The Stock Purchase Agreement (sometimes referred to as an “SPA”), should, near the top of the first page, make it very clear what type of stock is being bought and sold in the round. If you cannot tell, you should check with the company. Here is an overview of the different types of stock typically issued.
Common Stock - the baseline equity of a company; typically owned by founders and granted to employees, consultants, advisors and board members upon the exercise of stock options. (Common Stockholders are the last to receive assets and cash in the case of a sale, liquidation or bankruptcy)
Convertible Note - technically this is a “security” under the SEC’s broad definition, but it is not stock. It is convertible into stock, but you are not a stockholder, and do not have the rights or protections of a stockholder until it converts. Convertible notes are often referred to as a “debt” or “bridge” round, because they are a form of financing in which investors lend money to a company for agreed-upon terms, including interest, with the intention that the money will not be repaid in cash, but rather be converted to equity as part of the next round of financing
Options - contractual right (but not an obligation) granted by a company, typically to employees, consultants, advisors and board members, to purchase a specific amount of securities, at a specific (future) date for a specific price. Stock options are typically for the purchase of common stock, but options on preferred stock are not unheard of. An option-holder’s right to exercise options and thereby convert them into stock, generally “vests” over time according to a pre-determined schedule. Options are typically issued pursuant to a predetermined option plan out of a pool of shares authorized to be used for the purpose of granting options. It is the responsibility of the option holder to track the exercise date and make sure they exercise before expiration - Seraf’s date tracking functionality can help with that.
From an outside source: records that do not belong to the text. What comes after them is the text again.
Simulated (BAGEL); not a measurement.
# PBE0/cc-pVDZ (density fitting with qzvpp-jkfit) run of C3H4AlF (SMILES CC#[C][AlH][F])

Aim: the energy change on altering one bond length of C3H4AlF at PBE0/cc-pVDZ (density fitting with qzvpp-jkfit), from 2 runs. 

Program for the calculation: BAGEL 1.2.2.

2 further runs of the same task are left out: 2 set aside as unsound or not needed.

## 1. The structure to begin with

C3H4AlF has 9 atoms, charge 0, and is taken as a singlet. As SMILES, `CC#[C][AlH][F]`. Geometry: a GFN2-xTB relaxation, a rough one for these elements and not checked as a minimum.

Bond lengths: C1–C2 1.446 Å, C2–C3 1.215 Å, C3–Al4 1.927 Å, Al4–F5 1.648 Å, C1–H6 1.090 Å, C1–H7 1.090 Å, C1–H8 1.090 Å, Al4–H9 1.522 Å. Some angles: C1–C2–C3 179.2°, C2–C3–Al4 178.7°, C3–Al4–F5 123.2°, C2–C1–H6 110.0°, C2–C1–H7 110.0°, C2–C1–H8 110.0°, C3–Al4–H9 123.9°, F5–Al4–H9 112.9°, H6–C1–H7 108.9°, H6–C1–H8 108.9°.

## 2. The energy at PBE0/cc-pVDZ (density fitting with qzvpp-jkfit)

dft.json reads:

Preferred Stock - most common type of security issued and purchased in the private equity investing context (e.g. angel, VC, PE); preferred stock is a class of stock, created under a company’s charter, which comes with special rights, privileges, protections, and possibly obligations. A company can have many different layers of preferred stock (usually sequentially named such as “Series A Preferred Stock”, “Series B Preferred Stock” etc.) Aside from its customizability through negotiation, preferred stock’s main advantage is that, in the event of a sale, liquidation or bankruptcy, it is repaid before common stock (though different layers or series of preferred stock may have different seniority by agreement). Preferred stock comes in a nearly infinite number of variations and so it is important to read the documents and charter amendments to understand your rights and obligations.
Restricted Stock - can be any type of stock, but is referred to as restricted because it is granted pursuant to a contract which imposes various restrictions on ownership. Although there can be many types of restrictions, the most common restriction is the requirement that time pass before ownership is outright. This schedule is very similar to options vesting (see Options), although technically it is different: it is not ownership rights vesting, but rather ownership restrictions lapsing with the passage of time. Restricted stock is typically issued to executives and directors as compensation and can have different tax and accounting treatment than options. Restricted stock is often issued pursuant to a predetermined option and restricted stock plan out of a pool of shares authorized to be used for the purpose of granting options and restricted shares.
Warrants - very similar to options; a contractual right (but not an obligation) granted by a company, typically to lenders, investors or strategic partners, as a right to purchase a specific amount of securities, at a specific (future) date for a specific price. Warrants are often for the purchase of common stock, but warrants on preferred stock are not unheard of. A warrant-holder’s right to exercise warrants and thereby convert them into stock, generally “vests” over time according to a pre-determined schedule. Warrants are typically one-offs and are generally not issued pursuant to a predetermined option plan or out of a pool of shares authorized to be used for the purpose of granting options. Angel investors usually see warrants in situations where the company wants to make a convertible debt deal perform more like equity, or where special incentives are offered to close earlier, or to bridge a gap on valuation. It is the responsibility of the warrant holder to track the exercise date and make sure they exercise before expiration - Seraf’s date tracking functionality can help with that.